Prior to risking you first dollar in the capital markets, you should spend time designing a trading strategy that you perceive will generate returns. There are several types of strategies you can use but the success will depend on whether the strategy you choose is one that you are comfortable trading. One of the first concepts you should tackle is determining your trading personality and then match your trading personality with a trading style. Some of the most popular online trading strategies include trend following, momentum and contrarian trading methods.
What is your Trading Personality?
You should ask yourself some questions before you attempt to find a trading strategy. Do you like finding bargains, and before you shop for an item to you spend hours trying to find the best deal? Do you like to take a contrarian view or do you like to move with the trend. Once you answered these question you can then try to find a trading strategy that is in line with your trading personality.
There are several types of trading strategies and one of the most popular is trend following. Here you are trying to identify a trend where price move in one direction for an extended period. Markets generally trend approximately one third of the time, which means they consolidate and trade sideways the other 2-thirds. One of the most common trend following strategies is the moving average crossover trading strategy. Here you are looking for a scenario where a short-term moving average crosses above or below a longer-term moving average. A moving average is the average of a specific period. When you add a new period (day) to the moving average, the first period in the calculation is dropped.
In the chart of the EUR/USD when the 20-day moving average crosses above the 50-day moving average a medium term up trend is considered in place. When the 20-day moving average crosses below the 50-day moving average, a short-term downtrend is considered in place.
Contrarian Trading Strategies
Trading market sentiment is also another popular way to find a security or currency pair that is poised to change direction. The relative strength index (RSI) developed by J Wells Wilder, is a momentum oscillator that describes sentiment. The index measures prices over the past 14-periods and generates an index from 1-100. RSI index readings above 70 are considered overbought while RSI readings below 30 are considered oversold. When sentiment is too high and your see a RSI reading above 70, the market is overbought and you can considered selling. When sentiment is depressed and you see and RSI reading below 30 you can consider purchasing the currency pair.
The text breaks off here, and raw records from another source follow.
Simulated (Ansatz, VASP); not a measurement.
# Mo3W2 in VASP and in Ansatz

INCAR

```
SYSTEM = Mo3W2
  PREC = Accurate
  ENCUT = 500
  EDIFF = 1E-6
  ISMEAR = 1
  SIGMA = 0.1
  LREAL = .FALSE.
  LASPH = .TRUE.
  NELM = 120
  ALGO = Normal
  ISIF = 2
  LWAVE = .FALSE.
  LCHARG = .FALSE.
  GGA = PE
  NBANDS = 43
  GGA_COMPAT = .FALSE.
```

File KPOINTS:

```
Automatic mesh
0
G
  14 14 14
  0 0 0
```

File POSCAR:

Many people like to trade markets were they what momentum accelerate and then jump on the train to catch a move and jump off before the prices begins to decelerate. One of the best momentum indicators is the MACD (moving average convergence divergence) index. The MACD generates buy and sell crossover signals that describe when positive and negative momentum are accelerating.
Prior to risking capital, you should determine your trading personality and find a trading strategy that fits with your personality. Whether you like contrarian sentiment indicators or trend following strategies you need to find a strategy that you can trade that makes sense to you.